12/22/22: A 39-AND-A-HALF FOOT POLE
The Drawl on "How the Grinch Stole Christmas!", with Liner Notes
Hey y’all,
Here’s another episode of THE DRAWL. If you don’t want to hear me sing, the transcript is below the video. A set of LINER NOTES (with extra facts and insights) round things out.
Published in 1957— Dr. Seuss’s “How the Grinch Stole Christmas!” is the tale of a disheveled, paranoid hermit—driven mad by the neighboring town and its love of Christmas.
But as Seuss’s book climbed the sales charts, the golden age of animation saw a rapid, seismic shift away from the silver screen. With theatrical animated shorts doomed, the Looney Tunes all-time winningest coach, Director Chuck Jones, made the jump to television.
Spurred by the surprise success of “A CHARLIE BROWN CHRISTMAS”, Jones was eager to adapt the work of his old Army pal and “Private SNAFU” collaborator, Dr. Seuss. But Seuss, however, needed serious convincing. His experiences had gone so poorly that he’d sworn off Hollywood altogether. Besides, the expected requirement of any adaptation would involve music— and Seuss questioned how Chuck Jones could pull that off without overtly religious or commercial overtones.

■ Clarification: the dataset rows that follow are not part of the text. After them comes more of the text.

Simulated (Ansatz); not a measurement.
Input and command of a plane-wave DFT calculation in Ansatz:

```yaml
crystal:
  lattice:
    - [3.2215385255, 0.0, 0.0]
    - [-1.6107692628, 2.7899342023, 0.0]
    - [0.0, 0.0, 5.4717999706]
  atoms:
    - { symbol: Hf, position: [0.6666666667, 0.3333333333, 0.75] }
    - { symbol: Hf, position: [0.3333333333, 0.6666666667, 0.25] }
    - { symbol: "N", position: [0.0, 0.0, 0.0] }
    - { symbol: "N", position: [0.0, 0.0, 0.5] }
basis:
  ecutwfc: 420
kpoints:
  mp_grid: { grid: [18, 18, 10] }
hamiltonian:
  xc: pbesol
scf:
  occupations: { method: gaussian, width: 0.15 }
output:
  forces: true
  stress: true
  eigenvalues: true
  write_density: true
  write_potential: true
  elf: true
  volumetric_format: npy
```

But Jones argued that carols sung in Suessian nonsense made just about as much sense to modern ears as Latin, and went so far as to have renowned composer Albert Hague create them. The result was so reassuring, that Seuss even sat down and penned the lyrics to “You’re a Mean One Mister Grinch”himself.
(Continued below image… )
Now working closely together with the author, Jones storyboarded and expanded the Grinch to fit a proposed half-hour special. That small sample of what could be— turned Television Network executives so ravenous, that CBS eventually dished out a budget of $315,000. Making it the most expensive half-hour of television ever produced at the time.
With Boris “Frankenstein’s Monster” Karloff as the narrator and Grinch, and Thurl “my voice sounds like my name” Ravenscroft singing— the half-hour special, garnered 38 MILLION VIEWERS in its debut showing, and went on to become a perennial network classic.
LINER NOTES:
A few things that didn’t make the cut of the episode:
- As I said Chuck Jones and Dr. Seuss (aka Theodore Geisel) worked together on a series of animated movies for the propaganda wing of the US Army back in World War 2. Jones as a director and animator and Seuss as a writer. Their big collaboration was a cartoon called PRIVATE SNAFU, which is of course an acronym for “Situation Normal, All Fucked Up”.
-The Hollywood experience that soured Suess was a film he created and scripted called “The 5,000 Fingers of Doctor T”. It’s apparently about a boy who dreams himself into a fantasy world ruled by a diabolical music teacher, who enslaves children to practice forever on a giant piano. Dr. T sounds like the Darkseid of sheet music.
-After leaving Looney Tunes and Warner Brothers, Jones was actually at MGM making TOM AND JERRY cartoons for television. A likely Drawl ep on that one day.
- After a viewing of the complete color storyboards, famous advertising exec Leo Burnett wrote an effusive letter to his clients calling it “The best thing ever seen in this line”. That letter no doubt drove up the already steep asking price for the production rights.
- The Grinch was not originally green. That change was made by Jones as a way to take advantage of the popularity of color television sets.
-Max the dog was fleshed out by Jones to fill out the role of observer/victim, a mainstay he’d so successfully mastered with characters like PORKY PIG.
-After the success of Grinch, Seuss gave Jones the right to adapt all his books. Their next and only follow up project was “HORTON HEARS A WHO!”.
-In some real Mandela Effect kinda shit— there are two traditionally animated Grinch sequels written by Dr. Seuss, both made without Jones (At MARVEL PRODUCTIONS of all places).
-The first, “Halloween is Grinch Night” (1977), sounds like the title of a direct to VHS knock off of THE PURGE. There’s also an Into the Seuss-verse style crossover with “The Grinch Grinches the Cat in the Hat” (1982). Both of these are so vague and weirdly ephemeral that if you’d told me I’d dreamed them into being, I’d believe you.
Anyway, I hope y’all got as much enjoyment out of that as I did making it. Chuck Jones in particular is a huge influence on my art, and storytelling and sense of humor. So expect a lot of DRAWL coverage on him down the road.